Welcome to Canada
This past week, GM and I went to Canada to attend the Known World Dance Symposium. On the way, we stopped in Toronto to visit the museums, and in Stratford for the Shakespeare festival.
Toronto is one heckuva nice town. The streetcars move along in the center of the streets, so the drivers in the right-hand turn lanes have to pause while people get on and off the streetcars. In Boston, this would result in pedestrian pizza; but in Toronto the drivers just stop, well before they come alongside the bus. I think there must be tranquilizers in the water supply.
The Royal Ontario Museum has a lot of SCA-appropriate armor, and a full set of fruit trenchers! They don’t have any images on their website, so I need to write to the curator. (note to self, Dessert Trenchers with Storage Box English late 1500s 961.232.25a-n). Matt tried to take some pictures for me, but we haven't got them off the camera yet.
The Art gallery of Ontario seemed like it would be entirely modern, so we only went there because many of Toronto's other features were closed due to a city worker strike. It was fortunate, partly because the exhibit on surrealism was quite cool, and because in the basement was a large collection of medieval objects of ivory and wood. The big score was a Set of Carving Knives, around 1350 France (paris) ivory, steel, silver, leather case 107455. Happily the shop had a book with a good picture. I must remember to scan it and send it to the knife boys.
Should you ever travel to Toronto, I strongly recommend eating at Cava. The owner was described by Gourmet magazine as a defiant charcutièrist, and our dinner of tapas inspired food was amazing.
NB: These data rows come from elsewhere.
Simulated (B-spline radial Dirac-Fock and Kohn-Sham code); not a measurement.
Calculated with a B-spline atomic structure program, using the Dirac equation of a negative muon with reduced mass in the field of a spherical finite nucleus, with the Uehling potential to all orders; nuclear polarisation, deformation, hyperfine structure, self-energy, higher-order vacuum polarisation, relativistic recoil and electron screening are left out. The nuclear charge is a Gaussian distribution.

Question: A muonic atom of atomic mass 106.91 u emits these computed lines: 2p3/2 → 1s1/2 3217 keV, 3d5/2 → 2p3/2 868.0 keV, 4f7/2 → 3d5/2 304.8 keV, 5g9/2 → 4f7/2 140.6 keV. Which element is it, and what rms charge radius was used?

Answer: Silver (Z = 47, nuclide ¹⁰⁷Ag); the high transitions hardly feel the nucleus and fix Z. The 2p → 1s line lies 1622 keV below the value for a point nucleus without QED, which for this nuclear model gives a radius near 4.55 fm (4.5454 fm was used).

We arrived in Stratford on Canada Day. Fortunately not everything was closed so we got some lunch and wandered around the town. There was a small fair going on in the main square, so we watched some dance demonstrations (clogging, mostly) and ate a deep-fried Mars Bar before going to see Julius Caesar. I liked the production, and was amused by the fact the actor playing Caesar was the same actor who played Henry Breedlove (MacBeth) in season two of Slings and Arrows. In the evening we saw Bartholomew Faire, which was somewhat frantic but quite funny. The next day we saw The Importance of Being Ernest, one of my very favorite plays in the whole world. The people playing Algernon, Cecily and Lady Bracknell were all quite wonderful, and Miss Prism was delightfully stern. The actor playing Rev. Canon Chasuble was also in Slings and Arrows as the ghost of Oliver. There are things I would do in the staging of TIoBE that they did not do, but what they did do was very good.
We didn't really see much of Hamilton, other than a few restaurants and the edge of campus where we were staying.
The Known World Dance Symposium was excellent. I took several classes on the Gresly manuscript, all of which were quite interesting. I need to look at the manuscript again and see if my impression that Gresley is closely related to the Brussels manuscript is correct. I also did several new-to-me Playford dances including A la Mode de France, Whish, and an interestingly different reconstruction of Faine I Would. GM and I also took classes to learn some new cascardas (Alta Regina and Maraviglia d'Amore), I hope we'll be able to teach them to the local group.